The Company continued its operations without interruption during the pendency of the chapter 11 cases and reorganization process. To maintain and continue ordinary course operations without interruption, the Company received approval from the Bankruptcy Court of a variety of “first day” motions seeking certain relief and authorizing the Company to maintain its operations and pay trade claims in the ordinary course.
Plan of Reorganization and Emergence from Chapter 11
Pursuant to the terms of the RSA, on the Petition Date, the Debtors filed the Plan with the Bankruptcy Court.
The Plan allowed general unsecured claims and claims that are unimpaired under the Plan to be paid in full in cash.
On August 2, 2017, the Bankruptcy Court entered the Confirmation Order approving and confirming the Plan. On the Effective Date, the Plan became effective pursuant to the terms described above and the Debtors emerged from their chapter 11 cases.
Key components of the Plan, which became effective on August 31, 2017, include:
Entry into a new senior secured exit financing facility in the form of an asset-based revolving credit facility (the "New ABL Facility") with PNC Bank, National Association, as lender and as administrative and collateral agent (the “Agent”), and the other lenders party thereto. The New ABL Agreement provides for a $125,000 senior secured, revolving credit facility for the Company. The proceeds of the advances under the New ABL Facility may only be used to (i) pay certain fees and expenses to the Agent and the lenders under the New ABL Facility, (ii) provide for Borrowers' working capital needs and reimburse drawings under letters of credit, (iii) repay the obligations under the Debtor-in-Possession Revolving Credit and Security Agreement dated as of June 10, 2017 ("DIP Facility"), by and among the Company, the lenders party thereto, and PNC Bank, National Association, and certain other existing indebtedness, and (iv) provide for the Borrowers' capital expenditure needs, in accordance with the New ABL Facility.
On the Effective Date, in connection with its entering into the New ABL Agreement, the Company borrowed an aggregate amount equal to $78,797, proceeds from which, along with proceeds of the New Money Notes (defined below) of $38,002, were used to pay down all outstanding indebtedness, accrued interest, and related fees of the Company under the Credit Facilities Agreement and the borrowings outstanding under the DIP Facility.
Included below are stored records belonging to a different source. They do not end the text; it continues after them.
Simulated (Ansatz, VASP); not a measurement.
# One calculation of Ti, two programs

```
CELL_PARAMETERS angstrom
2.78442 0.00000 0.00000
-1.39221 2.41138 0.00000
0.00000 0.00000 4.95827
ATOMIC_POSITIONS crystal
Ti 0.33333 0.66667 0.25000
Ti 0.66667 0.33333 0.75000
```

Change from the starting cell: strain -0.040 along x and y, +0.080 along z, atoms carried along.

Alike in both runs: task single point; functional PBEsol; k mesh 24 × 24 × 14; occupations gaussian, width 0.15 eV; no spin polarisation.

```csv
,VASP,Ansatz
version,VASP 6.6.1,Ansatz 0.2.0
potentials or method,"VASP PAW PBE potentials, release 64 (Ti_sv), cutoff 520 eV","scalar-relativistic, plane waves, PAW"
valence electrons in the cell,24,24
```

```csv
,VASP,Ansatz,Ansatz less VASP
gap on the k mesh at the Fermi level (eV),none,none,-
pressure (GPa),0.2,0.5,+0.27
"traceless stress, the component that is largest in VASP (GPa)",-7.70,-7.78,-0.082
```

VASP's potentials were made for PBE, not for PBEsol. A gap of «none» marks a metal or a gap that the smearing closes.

Entry into an Indenture (the “Second Lien Notes Indenture”) with Wilmington Savings Fund Society, FSB, as trustee and collateral agent (“Indenture Agent”) and, pursuant thereto, issued approximately$162,502 in aggregate original principal amount of its 5.00% / 7.00% Convertible Senior Secured Paid-in-Kind ("PIK") Toggle Notes due 2022 (the “Second Lien Notes”), excluding restricted notes issued under the A.M. Castle & Co. 2017 Management Incentive Plan.
The Second Lien Notes were issued as follows:
$111,875 in aggregate principal Second Lien Notes issued to holders of Prepetition Second Lien Secured Claims in partial satisfaction of their claims;
$3,125 in aggregate principal Second Lien Notes issued to holders of Prepetition Third Lien Secured Claims in partial satisfaction of their claims; and
$47,502 in aggregate principal Second Lien Notes issued to the Commitment Parties pursuant to the Commitment Agreement (the "New Money Notes").
As a result of these Plan actions, all of the outstanding indebtedness of the Secured Notes and Convertible Notes was discharged and canceled.
Issuance of an aggregate of 2,000 shares of a new class of common stock, par value $0.01 per share (the "New Common Stock"), as follows:
1,300 shares issued to holders of Prepetition Second Lien Secured Claims in partial satisfaction of their claims;
300 shares issued to holders of Prepetition Third Lien Secured Claims in partial satisfaction of their claims; and
400 shares issued to participating holders of the Company's outstanding common stock as of August 2, 2017.
Payment in full of all general unsecured claims and claims that were unimpaired under the Plan in cash in the ordinary course of business.
Cash payment of $6,646 to holders of Prepetition Second Lien Secured Claims.
Cash payment of a put option fee of $2,000 to the Commitment Parties pursuant to the Commitment Agreement.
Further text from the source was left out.